Past Meetup

"Machine Learning in Presto" And "Non-Parametric Bayesian"

This Meetup is past

153 people went

Location image of event venue


We are happy to announce a double-talk meetup with Christopher Berner of Facebook and Mohitdeep Singh of Rdio.

This is a joint meetup with SF Machine Learning, so please only register in one place either here or at SF Machine Learning.

Talk 1: Machine Learning in Presto

Presto is an open source distributed SQL query engine used by Facebook, in our Hadoop warehouse. It's typically about 10x faster than Hive, and can be extended to a number of other use cases. One of these extensions adds SQL functions to create and make predictions with machine learning models. The aim of this is to significantly reduce the time it takes to prototype a model, by moving the construction and testing of the model to the database.


Christopher Berner works as a software engineer at Facebook on the Presto team. He wrote the ML functionality, and has worked on the query planner, type system, bytecode generator, and many other pieces of Presto. Before Presto he worked on the newsfeed ranking team developing machine learning models.
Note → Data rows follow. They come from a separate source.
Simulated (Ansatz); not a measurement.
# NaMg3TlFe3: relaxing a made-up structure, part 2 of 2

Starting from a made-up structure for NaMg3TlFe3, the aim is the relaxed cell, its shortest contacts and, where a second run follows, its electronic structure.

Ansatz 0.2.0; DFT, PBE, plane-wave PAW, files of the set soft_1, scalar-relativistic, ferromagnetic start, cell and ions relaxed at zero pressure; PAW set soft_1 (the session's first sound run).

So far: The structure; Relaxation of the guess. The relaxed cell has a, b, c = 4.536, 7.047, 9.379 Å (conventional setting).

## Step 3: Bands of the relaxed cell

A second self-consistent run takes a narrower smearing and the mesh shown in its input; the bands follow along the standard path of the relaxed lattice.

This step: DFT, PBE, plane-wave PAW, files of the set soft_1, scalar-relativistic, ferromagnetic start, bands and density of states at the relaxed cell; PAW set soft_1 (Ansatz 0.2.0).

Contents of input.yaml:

Talk 2: Non-Parametric Bayesian: Feature Engineering is machine learning

With the advent of big data, collecting huge amount of unstructured data is pretty much a standard routine. Since, not much thought is given apriori on data, most of the times, this data is unlabelled. Fortunately, application of unsupervised learning techniques allows us to understand and explore something about the structure of our data. But common techniques like kmeans or EM approaches doesn't work well when you are dealing with high dimensional feature set(say text data). Dimensionality reduction techniques are applicable but then one has to work in transformed feature space where you don't know which dimension is what (loss of interpretation). Also, such parametric approaches suffer from the assumptions built in them (for example: you have to fix the number of clusters apriori). In this talk, we will talk about non-parametric bayesian approaches ((in particular) Chinese Restaurant Process metaphor) which allows you to learn infinite number of clusters. We will also demonstrate the results of such approaches in the text data.

Bio: Mohitdeep Singh works at Rdio as a data scientist. He is also a collaborator at Lawerence Berkeley Lab where he is working on scaling randomized linear algebra techniques on spark/edison. His research interests are large scale machine learning, bayesian inferences, randomized techniques in linear algebra and probabilistic graphical models. He did his first masters from Carnegie Mellon and is currently pursuing his second masters (part-time) from Georgia Tech.(


6pm - 6:30 pm social

6:30 pm -- 6:35 pm introduction

6:35 pm -- 7:15 pm Chris talk

7:15 pm -- 7:20 pm Q & A for Chris

7:20 pm -- 8:00 pm Mohit talk

8:00 pm -- 8:15 pm Q & A for both Chris and Mohit

8: 30 pm ends